Can you explain this difference of recursion depth in Python using these seemingly equivalent functions?

Question

I noticed that on my machine, the following reaches the max recursion depth for n = 2960:

m = {0:0, 1:1}
def f(n):
    if n not in m:
        m[n] = f(n - 1) + f(n - 2)
    return m[n]

while this version reaches it for n = 988:

m = {0:0, 1:1}
def f(n):
    if n not in m:
        m[n] = sum(f(n - i) for i in [1, 2])
    return m[n]

Can anyone explain what happens "under the hood" that explains such difference?

More precisely, it would be very nice to understand why the factor is 3 in this example and be able to derive it for summations with more terms.

Answer 1

TL;DR: sum is an extra function call, and the generator expression it is summing over is also implemented with a nested function scope (docs)

... the comprehension is executed in a separate implicitly nested scope. This ensures that names assigned to in the target list don’t “leak” into the enclosing scope.

Therefore the second way uses two extra stack frames during the recursion, as well as the recursive call itself, which is explaining the factor of 3 here.

Note that the default recursion limit is 1000, so you should really be seeing the stack overflow at exactly 1000 for the first case, and at 334 for the second case (on Python 3.10 or lower). To get 2960 and 988 here, you may have:

• imported something which called sys.setrecursionlimit(3000), and
• spent a few stack frames already, somewhere.

Running this code within an IDE or a tricked-out interactive REPL, for example, will likely have done both of the above.

---

Interesting recent developments:

There is PEP 709 – Inlined comprehensions which is all about removing this hidden function from comprehensions. Generator expressions are currently not inlined in the reference implementation for the PEP, although it may be considered in future.

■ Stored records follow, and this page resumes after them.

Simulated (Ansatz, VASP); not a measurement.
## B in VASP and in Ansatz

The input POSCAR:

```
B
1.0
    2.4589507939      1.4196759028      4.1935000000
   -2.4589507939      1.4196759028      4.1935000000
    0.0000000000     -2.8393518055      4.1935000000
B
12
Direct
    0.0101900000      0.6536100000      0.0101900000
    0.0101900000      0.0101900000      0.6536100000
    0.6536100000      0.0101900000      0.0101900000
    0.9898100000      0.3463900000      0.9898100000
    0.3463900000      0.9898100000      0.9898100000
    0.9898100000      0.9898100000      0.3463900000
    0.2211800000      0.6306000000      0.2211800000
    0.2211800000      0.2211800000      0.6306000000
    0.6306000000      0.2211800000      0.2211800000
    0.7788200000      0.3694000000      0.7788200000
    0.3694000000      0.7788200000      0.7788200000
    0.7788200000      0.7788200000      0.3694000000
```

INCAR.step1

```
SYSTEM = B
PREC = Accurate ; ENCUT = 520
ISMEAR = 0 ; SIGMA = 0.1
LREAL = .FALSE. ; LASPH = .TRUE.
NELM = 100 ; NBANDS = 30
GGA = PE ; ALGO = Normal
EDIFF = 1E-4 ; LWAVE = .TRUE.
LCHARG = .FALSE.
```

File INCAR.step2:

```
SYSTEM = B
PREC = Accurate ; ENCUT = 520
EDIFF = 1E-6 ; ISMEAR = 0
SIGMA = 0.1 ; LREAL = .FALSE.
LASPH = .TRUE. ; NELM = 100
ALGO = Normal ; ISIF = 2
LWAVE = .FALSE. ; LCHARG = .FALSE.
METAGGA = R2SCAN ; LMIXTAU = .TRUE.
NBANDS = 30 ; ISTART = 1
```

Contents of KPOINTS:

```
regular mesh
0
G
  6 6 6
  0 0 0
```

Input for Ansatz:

CPython 3.11 already has some optimizations to reduce the number of function calls in this code, which changes the point of stack overflow. It will happen at 501 instead of 334 in CPython 3.11. The reason is described in the changelog at What’s New In Python 3.11: Inlined Python function calls.

Answer 2

I'll add my debugging here as well. After running some tests, I found that the traceback module was giving me a call stack that was significantly (~333) less than the recursion limit. I noticed that this difference was always close to the number of <genexpr> invocations on the call stack:

import sys
import traceback
from collections import Counter
from pprint import pprint

sum_every_n = int(sys.argv[1])

def f(n=0):
    try:
        if n % sum_every_n == 0:
            return sum(f(n+i) for i in [1,2])
        else:
            return f(n+1) + f(n+2)
    except RecursionError:
        stack = traceback.extract_stack()
        counts = Counter([frame.name for frame in stack])

        stack_size = len(stack)
        stack_size_plus = stack_size + counts['<genexpr>']

        pprint(counts)
        print(f'rec limit:      {sys.getrecursionlimit()}')
        print(f'stack size:     {stack_size}')
        print(f'adj stack size: {stack_size_plus}')
        sys.exit()

f()

Here are the results for some values of sum_every_n:

$ ./rec3.py 1
Counter({'f': 333, '<genexpr>': 332, '<module>': 1})
rec limit:      1000
stack size:     666
adj stack size: 998

$ ./rec3.py 2
Counter({'f': 499, '<genexpr>': 249, '<module>': 1})
rec limit:      1000
stack size:     749
adj stack size: 998

$ ./rec3.py 3
Counter({'f': 599, '<genexpr>': 200, '<module>': 1})
rec limit:      1000
stack size:     800
adj stack size: 1000

$ ./rec3.py 4
Counter({'f': 665, '<genexpr>': 166, '<module>': 1})
rec limit:      1000
stack size:     832
adj stack size: 998

It seems that the generator is indeed adding a function call to the stack, but also that each generator expression counts as two functions on the call stack. This explains the ratio in your original question. Not sure why this is the case though, and I welcome any possible explanations!